The Fine Line Between Calories and Diets

Starbucks, which may hope its new calorie listings will create demand amongst the calorie conscious, should love graphs like this one from HitWise:

HitWise chart

As you might expect, the chart shows an increase in online searches for “calories” and “diets” the first week in January, when resolutions are fresh.

You might think that an April spike in “calories” searches is simply a harbinger of bikini season — but there’s no correlating spike this time with “diets.”

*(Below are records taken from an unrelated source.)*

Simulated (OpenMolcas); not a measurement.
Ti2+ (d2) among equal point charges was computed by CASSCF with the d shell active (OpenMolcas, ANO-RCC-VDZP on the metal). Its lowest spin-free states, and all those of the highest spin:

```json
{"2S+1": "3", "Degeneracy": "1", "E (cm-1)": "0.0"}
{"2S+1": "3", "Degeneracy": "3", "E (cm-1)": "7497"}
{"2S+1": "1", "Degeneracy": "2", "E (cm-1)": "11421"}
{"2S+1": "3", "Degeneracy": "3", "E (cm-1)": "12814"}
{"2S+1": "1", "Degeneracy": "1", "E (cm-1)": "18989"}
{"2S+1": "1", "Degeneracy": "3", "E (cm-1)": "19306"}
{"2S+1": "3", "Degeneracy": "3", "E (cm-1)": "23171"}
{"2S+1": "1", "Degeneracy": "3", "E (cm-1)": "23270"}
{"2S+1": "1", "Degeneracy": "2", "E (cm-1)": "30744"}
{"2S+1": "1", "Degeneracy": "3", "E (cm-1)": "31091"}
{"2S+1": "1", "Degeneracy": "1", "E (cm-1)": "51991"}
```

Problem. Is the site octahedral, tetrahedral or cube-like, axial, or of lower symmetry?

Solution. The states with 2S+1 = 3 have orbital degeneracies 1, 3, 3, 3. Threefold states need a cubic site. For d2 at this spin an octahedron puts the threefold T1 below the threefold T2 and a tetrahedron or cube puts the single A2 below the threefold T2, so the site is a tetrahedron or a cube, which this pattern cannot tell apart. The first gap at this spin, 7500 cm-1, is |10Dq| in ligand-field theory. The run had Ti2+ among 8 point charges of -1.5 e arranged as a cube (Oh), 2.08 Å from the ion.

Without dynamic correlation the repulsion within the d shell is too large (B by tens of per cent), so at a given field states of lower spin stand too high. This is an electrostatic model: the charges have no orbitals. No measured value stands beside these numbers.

Does this mean that people are becoming more calorically aware — or perhaps replacing their fad diets with monetary incentives?

(Hat tip: Bill Tancer)


health is wealthier

OK Ape-ish-
I would like to see the variable weight gain added as a control. My friend likes the expression "live long and prosper" but as she get's older, she seems to be growing wider and wider on her no carb diet. So I agree, we are a "how do" leaden culture, but in the case of my friend, her liberty or control has caged her into a bigger and bigger box frame.

Appesh

Why all the doom and gloom, friends? Clearly people simply choose their diet by March, continue to take interest in it by searching for calorie content information on the foods they eat, and have lost the desired amount of weight by November. Then Thanksgiving rolls around, and then Christmas, and a bird and a hog later they are able to restart this great anthropogenic, self-flagellatory tradition....

[singing]
"America! America! God mend thine ev'ry flaw;
Confirm thy soul in self control, thy liberty in law!

Smitty

I love the severe drop off of both searches in the November to December time frame. It certainly matches the behavior I see from my wife beginning at Thanksgiving and ending at Christmas.

Mike

I wonder. It's not the spike that seems unique, but the gap in April-Sept 07 that closes again. It's the only time that there's a real separation between "calories" and "diets."

What happened in April 07 that made people go looking into calories? Could that be when Bloomberg unveiled the calorie law in NYC?

Nick Johnson

Here's a (much more readable, IMO) chart from Google Trends: http://www.google.com/trends?q=diets%2C+calories

It shows the same spikes, though the april spike seems much subtler.

DC

The results from the Facebook Lexicon (what people post publicly on Facebook walls) is interesting - they show the opposite. Big peak for "diet" in January, smaller one in April. No peak for "calories" in either time period, although there's a big one last November.

http://www.facebook.com/lexicon/index.php?q=calories%2C diet

health is wealth

you have a point Mat. People go up and down dieting and watching calories and things stay the same. No change. So what if people were told and retold the truth about diet, exercise- has to be a way of life- not a momentary fad?

what would happen to the neurosis? Mine went away-

BP

Maybe a lot of the gap between calories and diets is attributable to people not so much interested in dieting for weight loss, but in modifying their caloric intake to whip that 'beach body' into shape. E.g., people (largely males, not women as many of us would tend to think) who are interested in calories for muscle-building are not necessarily interested in dieting?

Matt

Wow. The Google chart in post 1 looks like an EKG. The steady pulse-beat of our neuroses.

Ian

http://www.google.com/trends?q=diet%2C+diets%2C+calories&ctab=0&geo=CA&geor=all&date=all&sort=0

This shows that most people just search for one diet at a time and that we're not that ambitious after all.

Jack Neefus

The difference between the two lines in the spring and summer is interesting. It suggests that paying attention to calories may be a more persistent behavior (and thus more effective) than dieting.

On the other hand, once you go on a diet you may get the hang of it pretty quickly and no longer need to google the word.

In any case, there's still that huge seasonal difference. There are plenty of articles in Cosmopolitan on slimming down for summer, but I've never seen one entitled "Ten Tips on Fattening Up for Winter."